I stumbled across an interesting article by Amy Rawson today. Called “Raising Boys,” her article delineates her attempt to raise boys unfettered by society’s expectations of what a boy should be. Her boys, she says, are free to play with trucks and dolls, to sport long hair and to cry when they’re hurt.
The part of her article that took the most heat, though, was the part where she admits that her two sons pretend to nurse their dolls.
I was not shocked, surprised or offended by that statement. I’ve nursed four boys, and at least three of them have pretended to nurse a doll or stuffed animal at some point in time. And why wouldn’t they? Children learn to parent by watching us, and my boys saw me nursing the new baby many times a day.

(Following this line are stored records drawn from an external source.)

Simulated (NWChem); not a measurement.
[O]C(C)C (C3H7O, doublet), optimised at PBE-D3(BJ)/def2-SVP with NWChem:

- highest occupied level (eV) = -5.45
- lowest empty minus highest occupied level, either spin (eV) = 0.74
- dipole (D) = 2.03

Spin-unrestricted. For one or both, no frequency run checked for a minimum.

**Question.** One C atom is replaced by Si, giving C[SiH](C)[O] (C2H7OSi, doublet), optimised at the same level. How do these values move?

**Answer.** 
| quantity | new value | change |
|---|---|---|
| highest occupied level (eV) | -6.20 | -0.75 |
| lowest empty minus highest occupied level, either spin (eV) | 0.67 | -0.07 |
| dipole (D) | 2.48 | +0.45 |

Many readers, though, were disgusted by her admission. A sampling:
“Boys acting like they are nursing!? Ok, I think that is a bit extreme.”
“If my girls were pretending to nurse, it wouldn’t be so bad. After all, I nursed mine til they were a year. But, I would be offended if I saw my son “nursing” a baby, I would not if he had a bottle (it can always be a bottle of “breast milk”). They don’t have the “equipment” and I just don’t think it’s right. I think this kind of raising (in the article) may turn him into a “girly man”, and I hate that.”
“Of course a child acts out nursing. Because he saw you do it. He’s testing you to see your response. If you don’t guide them, and teach them, they will grow up as an animal in captivity and will be very sad when they hit the “real world” and probably ill-equipped to cope.”
I’m speechless. Do people really believe this stuff? What’s your take on boys nursing babies?
6 Responses
My boys have both pretended to nurse babies – especially the younger one. They know they can’t really, but they are pretending – aren’t we supposed to encourage pretend play? I’ve got no problem with it at all!
Sarah
My thoughts are with you on those who were offended. When I had my second son, he had difficulty with nursing and gaining weight. I ended up having to pump in order to know how much he was getting–although even with a bottle he lost about 25% out the side of his mouth. My 3 year old boy saw me pump all the time and I had an extra set of ‘cups with tubes’, so he would get those and also pump. I have pictures of it and it is priceless. A few months went by and one day he asked me why he didn’t have any milk. A comment which I also treasure. I think the fact that her boys were trying to nurse babies and take care of them will actually better prepare them for the world today when so many moms have to work. What a great thing to have a dad that is nurturing and hopefully sees the needs of their children.
Um, yeah, I don’t see the problem at all here. My youngest, a boy, pretended to nurse his sisters’ dolls when he was younger (say, 2 or 3). He’s seen his aunts do it and he knows that’s how many babies get their food. So what if he doesn’t have the “right equipment?” Chill out, people!
To me, it just shows a nurturing, kind, sweet personality. My other son would never even think to do this.
Now if he were still doing it when he was 10 or 15 or 20, that could be a problem…
The person who said that the mother needs to guide the kid so he doesn’t grow up like “an animal in captivity” makes me mad. Like the child will be unable to cope in the “real world!” Kids learn really fast what’s socially acceptable once they spend any length of time with peers. They also learn who has the “right equipment” for what. 😉
Also, the “girly man” comment — I’d just like to say that we need many more “girly men” around! I love men who understand and relate to women and I hope my boys grow up to be compassionate, nurturing, sympathetic, affectionate individuals. If that makes them “girly,” then so be it.
Wow, that’s sad. Max nurses “Mynava” (or My Ava, as the case may be) all the time. And holds my pumps for me. Ok that’s a little weird, but still. 🙂
I think some people just have a fear of nursing, in general. My sister-in-laws both expressed discomfort with my nursing of my children as young toddlers. I can totally imagine them coming up with those kinds of comments. I am always so encouraged to hear from other parents who don’t stress about what is gender appropriate for their child! Children ARE people and they take in SO much – as they grow and process these things they let go of what doesn’t work for them. If we allow them to!!
Amen, Sarah, about the “girly men.”
Jill #2, I think you’re right on about this attitude reflecting a general discomfort with nursing. So many people still have a problem with nursing in public, nursing any baby older than a newborn and nursing in general that perhaps this attitude shouldn’t surprise me.
But nursing is 100% natural; that’s what breasts were intended to do. And I’ll keep nursing, writing, education and talking until that’s accepted.